Sunday, August 05, 2007

This month's pop culture endorsement

"'The Bourne Ultimatum."

As several reviews have noted, Paul Greengrass has emerged as simply the best action movie director working today. Do note this rather contrarian review, by Stephen Hunter of the Washington Post -- he hated the movie, but writes an entertainingly negative review.

My take: It's the second-best of the three Bourne films. (Chris Cooper and Clive Owen give the first movie a little more gravitas, plus it was fresh at the time.) "Ultimatum" is really just a continuation of the "Supremacy" narrative -- Bourne's still trying to figure out who he is and why people are periodically trying to kill him; it even starts where the second movie leaves off. This movie is more conclusive that the second, however; they can make a sequel if they want, or they've got things pretty neatly tied off if they don't want. And I think the locations and action sequences are just a bit more dramatic and spine-tingling than in the second movie; a sequence in Tangier, noted in every review I've read, is breath-taking.
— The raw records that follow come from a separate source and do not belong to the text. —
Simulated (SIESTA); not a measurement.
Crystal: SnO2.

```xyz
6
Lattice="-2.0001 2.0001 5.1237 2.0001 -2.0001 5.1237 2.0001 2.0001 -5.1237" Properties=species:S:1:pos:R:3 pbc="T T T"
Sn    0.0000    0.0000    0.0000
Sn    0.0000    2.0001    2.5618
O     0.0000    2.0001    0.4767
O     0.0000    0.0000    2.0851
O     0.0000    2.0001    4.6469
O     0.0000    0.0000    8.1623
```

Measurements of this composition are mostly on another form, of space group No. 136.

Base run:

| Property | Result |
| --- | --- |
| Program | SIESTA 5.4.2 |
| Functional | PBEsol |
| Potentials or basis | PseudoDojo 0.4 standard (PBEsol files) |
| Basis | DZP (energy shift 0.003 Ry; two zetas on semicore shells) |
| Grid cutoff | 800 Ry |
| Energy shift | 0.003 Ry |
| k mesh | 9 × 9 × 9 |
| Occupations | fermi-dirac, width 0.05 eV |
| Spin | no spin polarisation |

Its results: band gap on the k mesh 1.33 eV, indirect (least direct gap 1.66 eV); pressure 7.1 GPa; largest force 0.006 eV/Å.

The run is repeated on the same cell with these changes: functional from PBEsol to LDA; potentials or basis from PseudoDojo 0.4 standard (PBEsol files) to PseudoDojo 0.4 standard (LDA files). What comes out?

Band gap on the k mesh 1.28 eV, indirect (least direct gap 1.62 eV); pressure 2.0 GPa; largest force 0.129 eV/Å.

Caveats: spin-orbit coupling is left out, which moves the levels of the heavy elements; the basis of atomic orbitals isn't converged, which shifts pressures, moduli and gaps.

As Hunter notes, however, the title of this movie doesn't make sense. I guess it's in keeping with the sequence of the Ludlum novels, which I either haven't read or read so long ago -- I think my parents have them laying around their house in paperback -- that I've forgotten them. But there's no ultimatum involved. In the first movie, we were introduced to the Bourne identity, and in the second, Bourne certainly reigned supreme. The titles made sense. This movie should have been "The Bourne Revelation" or "The Bourne Source," something like that.

Anyhow, go see it.

2 comments:

Anonymous said...

Mr Wayne.
Long time.....this is James in NC. Thought I would see if your blog is still up and running and lo and behold.
I agree with your comments about the third Bourne movie and the director in particular. Not a weak link in the movie(s).
The only marginal complaint I have is in the Ultimatum, he is damn near indestructable. Car crashes, 10 story dives into contaminated rivers, bullet wounds, explosions....none of it matters. He just brushes himself off.
But that is a slight complaint. Overall..........great movie(s).

alex said...

James! Nice to see you.

That is an excellent point. And it's not just the third movie: In the second, he's stuck in a car chase through Moscow (the only city in Europe with which he is unfamiliar, judging from his use of a map), nursing a bullet wound, and driving a crappy Russian taxicab. At one point he gets t-boned, for gawd's sake, and just keeps on driving, finally smashing his antagonist's car (a much more capable, heavier vehicle) into the wall of a tunnel -- killing the antagonist, but leaving our hero almost unscathed.

Well, he does walk away with a limp. But still.